Milwaukee, Wisconsin — An ex-homosexual who now serves as an evangelist states that he has decided to join the boycott against the coffee king Starbucks following recent remarks made by CEO Howard Schultz regarding the company’s support of homosexual “marriage.”
“It’s an unGodly, Christ-hating position,” he said of Schultz’s comments.
A Changed Life
Robert Breaud of Wisconsin told Christian News Network that he had been involved in the homosexual lifestyle until his 30’s, but has served Christ now for nearly 20 years.
“I basically got my fill of the emptiness of sin,” he said. “I was never happy, never filled, never satisfied with male-to-male relationships.”
Breaud, who was born and raised in New Orleans, Louisiana, explained that he even utilized homosexual prostitutes for a time after seeing a report on the news.
“One day, they talked about male prostitutes in the French Quarter, and I said, ‘That’s where they are? Okay, I’m going,'” he explained, noting that he always felt used after such arrangements. “It’s like, you pay your money, have sex and ‘Goodbye. Get out of here.'”
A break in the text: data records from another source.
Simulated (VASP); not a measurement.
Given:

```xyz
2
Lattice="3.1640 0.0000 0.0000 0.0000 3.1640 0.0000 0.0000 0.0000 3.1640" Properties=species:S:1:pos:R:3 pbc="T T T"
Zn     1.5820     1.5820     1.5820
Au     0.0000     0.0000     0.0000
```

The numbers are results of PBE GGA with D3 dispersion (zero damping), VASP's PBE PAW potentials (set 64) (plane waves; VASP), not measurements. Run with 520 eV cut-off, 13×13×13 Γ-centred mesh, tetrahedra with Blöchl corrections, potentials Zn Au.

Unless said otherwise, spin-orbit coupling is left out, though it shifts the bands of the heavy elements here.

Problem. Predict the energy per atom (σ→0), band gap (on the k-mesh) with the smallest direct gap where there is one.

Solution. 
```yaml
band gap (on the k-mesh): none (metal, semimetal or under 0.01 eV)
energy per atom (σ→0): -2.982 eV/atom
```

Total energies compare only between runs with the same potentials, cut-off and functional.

However, from 1990-1994, Breaud felt that God was drawing him to a walk with Himself. A number of those in Breaud’s life began sharing the Gospel with him, most notably, a very special relative.
“I found out that my aunt Rose, who had been a Christian for decades, had prayed for me a long time,” he said. “I didn’t know she had been praying for me so long.”
“I remember sitting in the driveway in the car in front of my old house and she was basically [speaking] out of Romans Chapter 1, telling me in a loving way but firm, ‘Robert, it’s perversion. God will give you over to a reprobate mind,'” Breaud recalled. “And she said, ‘Robert, you’re going to have to die.’ And I was like, ‘Who wants to die?! Nobody wants to die!’ [But she was talking about] dying to self and the lusts of the flesh.”
He said that he knew in his heart that what he was doing was wrong.
“Everyone knows deep down when they’re fighting against the created order,” Breaud stated. “Jesus said, ‘In the beginning, God created them male and female, and therefore, a man shall leave his father and mother and cleave unto his wife.’ That’s God’s created order, and when you fight against that, I don’t think you’re ever really fulfilled and satisfied.”
So, in 1994, after coming into agreement with God and His design for creation, Breaud, who had also been struggling with alcoholism, repented of his sins and believed the Gospel.
“It felt like the power of death and sin was just broken off of me,” he recalled.
In 2005, following Hurricane Katrina, Breaud decided to take his story and the Gospel of Jesus Christ to the streets. He still does so today as he speaks on college campuses and at other public venues.
“I use Romans Chapter 1 just like my aunt Rose used on me,” he stated, adding that he also points hearers to 1 Corinthians 6, which glories in those who have been set free from behaviors such as homosexuality, declaring, “and such were some of you.”
“I always remember to get to that verse,” Breaud said. “There’s hope. You always have to offer hope.”
He outlined that he receives a mix of reactions to his testimony, especially from college students.
“An old preacher said, ‘You either make them mad or you make them glad,'” Breaud said. “Some of course say, ‘You’re lying! You were never a homosexual!’ I say, ‘I can put you on the phone with a number of people back in New Orleans who can testify [that] it was how I lived for a long time.'”
The Decision to Dump Starbucks
Breaud advised that he has been a faithful Starbucks customer, drinking as much as 2-3 times a day for the past 5-6 years — until now.
“I was aware [that they supported homosexuality],” he said. “But, to me, it was like, choose your battles.”
However, this past weekend, Breaud saw the headlines about Starbucks CEO Howard Schultz and his response to a shareholder who was concerned that the company’s support of homosexual “marriage” was taking a toll on its earnings.
“Not every decision is an economic decision,” Schultz replied to the shareholder. “We employ over 200,000 people in this company, and we want to embrace diversity — of all kinds.”
“If you feel, respectfully, that you can get a higher return than the 38% you got last year, it’s a free country,” he continued. “You can sell your shares in Starbucks and buy shares in another company. Thank you very much.”
Breaud said that while he was troubled, a question that his pastor posed in response to the matter convinced him to find another place to get his cup of joe.
“He said, ‘Who do you love more, Christ or your coffee?'” Breaud explained. “So, I didn’t go to [Starbucks] today. I went to Alterra to get my coffee.”
He said that if he could sit down with Schultz, he would urge him to do what is right.
“[I would tell him,] if you want God to bless your business, run it in accordance with His law … with His revealed will in Scripture,” Breaud stated. “You’re promoting sin. You’re helping to destroy young people’s lives. … God will not bless your business in the long run if you consistently thumb your nose at Him and support things He calls sinful.”
Breaud urged others to join the boycott as well.
“There’s really no good reason not to join the boycott,” he said. “There’s only excuses.”
“Who do you love more, Christ or your coffee?”